The nearest railway station is Manningtree, from where you can take the 92 bus to East Bergholt. The village is also on Route 1 on the National Cycle Network, as well as the South Suffolk Cycle Route.
Bear Manor Oast
Complete with an elegant old pub - The Chaser - and a flint-and-stone church that hosts a farmers’ market on Thursday mornings, Shipbourne near Sevenoaks is picture-pretty Kentish village. Here you can rent your own oast house, a round tower-like structure formerly used for drying hops. Bear Manor Oast is a neatly converted, self-contained building with kitchen and dining facilities on the ground floor and a comfortable bedroom above. Breakfast of cereals, bread and fruit is included in the cost Rooms: one bedroom Price: double room with breakfast from £65 per night
In the pretty village of Linton, just off the village green, this lovely traditional stone B&B has five very comfortable en-suite rooms and prides itself on high-quality, freshly-prepared breakfasts. There are pretty gardens and the patio’s a bit of a sun trap. Linton itself is pretty and unspoilt, and the Fountaine Inn is definitely worth a visit.
Hindon Organic Farm
Tucked away in a secluded valley on the National Trust Holnicote Estate, this 380-hectare stock farm is within touching distance of Minehead, Dunster, Porlock and the coast. The 18th-century farmhouse is furnished with delightful antiques and watercolours by a local artist; each of the three bedrooms (two en-suite doubles and a twin with private bathroom) has its own tree-themed name and individual style – choose ‘Oak’ for a long soak in a fabulous rolltop bath. No prizes for guessing where the breakfast bacon, sausages and eggs come from (just glance outside), while bread comes still warm from the oven. Doubles/twin £80 B&B
There can’t be too many places to stay in this world where you can arrive by steam train; this 250-acre farm has it’s own stop on the Talyllyn Narrow Gauge Railway! Hendy Farm is a family-run sheep and cattle farm on the edge of the Dyfi Biosphere and guests are free to roam the farmland and meet the animals. Three comfortable and homely bedrooms are decked out in floral bedspreads and pale yellow walls, and there’s a separate sitting room should guests want to stick their feet up. The seaside town of Tywyn is a short walk away and there’s plenty of walking opportunities from the door.

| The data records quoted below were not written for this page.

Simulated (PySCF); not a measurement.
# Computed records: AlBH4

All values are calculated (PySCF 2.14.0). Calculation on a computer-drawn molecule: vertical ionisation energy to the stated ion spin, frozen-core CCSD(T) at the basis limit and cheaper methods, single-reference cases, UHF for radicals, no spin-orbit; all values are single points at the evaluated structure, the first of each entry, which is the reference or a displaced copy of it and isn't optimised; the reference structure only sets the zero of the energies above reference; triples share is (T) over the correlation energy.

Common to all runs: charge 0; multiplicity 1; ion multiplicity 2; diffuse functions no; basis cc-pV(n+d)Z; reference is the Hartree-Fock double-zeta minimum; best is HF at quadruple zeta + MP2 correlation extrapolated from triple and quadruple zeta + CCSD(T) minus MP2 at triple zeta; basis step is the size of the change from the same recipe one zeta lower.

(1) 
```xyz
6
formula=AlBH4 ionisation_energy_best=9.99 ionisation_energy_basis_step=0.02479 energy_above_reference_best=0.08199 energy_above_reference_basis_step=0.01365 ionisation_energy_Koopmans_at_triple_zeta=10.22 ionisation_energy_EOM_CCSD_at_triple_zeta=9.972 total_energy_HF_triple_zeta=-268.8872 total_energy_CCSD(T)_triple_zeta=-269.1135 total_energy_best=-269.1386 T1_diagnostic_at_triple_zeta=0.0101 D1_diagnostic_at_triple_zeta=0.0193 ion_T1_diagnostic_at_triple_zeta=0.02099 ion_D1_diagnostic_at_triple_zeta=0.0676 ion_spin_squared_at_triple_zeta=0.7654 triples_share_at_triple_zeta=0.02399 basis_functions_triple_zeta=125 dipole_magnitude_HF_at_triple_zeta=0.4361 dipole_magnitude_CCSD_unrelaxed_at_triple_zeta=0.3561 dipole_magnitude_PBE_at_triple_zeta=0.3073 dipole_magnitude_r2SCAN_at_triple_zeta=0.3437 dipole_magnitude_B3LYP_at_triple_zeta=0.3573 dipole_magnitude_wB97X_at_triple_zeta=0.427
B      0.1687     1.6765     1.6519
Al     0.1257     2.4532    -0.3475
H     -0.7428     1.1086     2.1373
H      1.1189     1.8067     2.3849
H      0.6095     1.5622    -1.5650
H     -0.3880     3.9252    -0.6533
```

Shepherd's Hut by Secret Pond
Take a secluded, woodland site on an organic farm. Throw in a ‘secret’ pond. Add a Shepherd’s Hut supplied with a bed and a wood-burning stove and you’ve got a recipe for the perfect off-grid escape. The owners even throw in Wellies for use while you’re there. A toilet, shower and tea-making essentials are two minutes’ walk away in a stable block but the hut itself has no electricity. Part camping, part B&B, if you have romance in mind look no further. From £60 for two, B&B.
Get there by bus: Bus routes 2 and 3. Nearest stop: Godshill South.
If ‘Victorian Boutique’ were the newest B&B fad, Longmead House in Lynton would be in the vanguard: from the comfortable, light-filled lounge and rustic dining room to the individually designed bedrooms, all areas have been updated with a knowing but light touch. Egyptian cotton bedding and feather-and-down pillows soothe the beds, quality toiletries scent the bathrooms, and wifi and flatscreen TVs fulfil multimedia demands; some rooms are rustic – exposed beams, a cottagey vibe – while others are more grand. You don’t need to spy the OS maps to know that owners Caroline and Alan love walking: there’s advice and encouragement aplenty, plus boot-drying facilities. Doubles from £70 B&B (minimum two-night stay at busy periods; reductions for longer bookings).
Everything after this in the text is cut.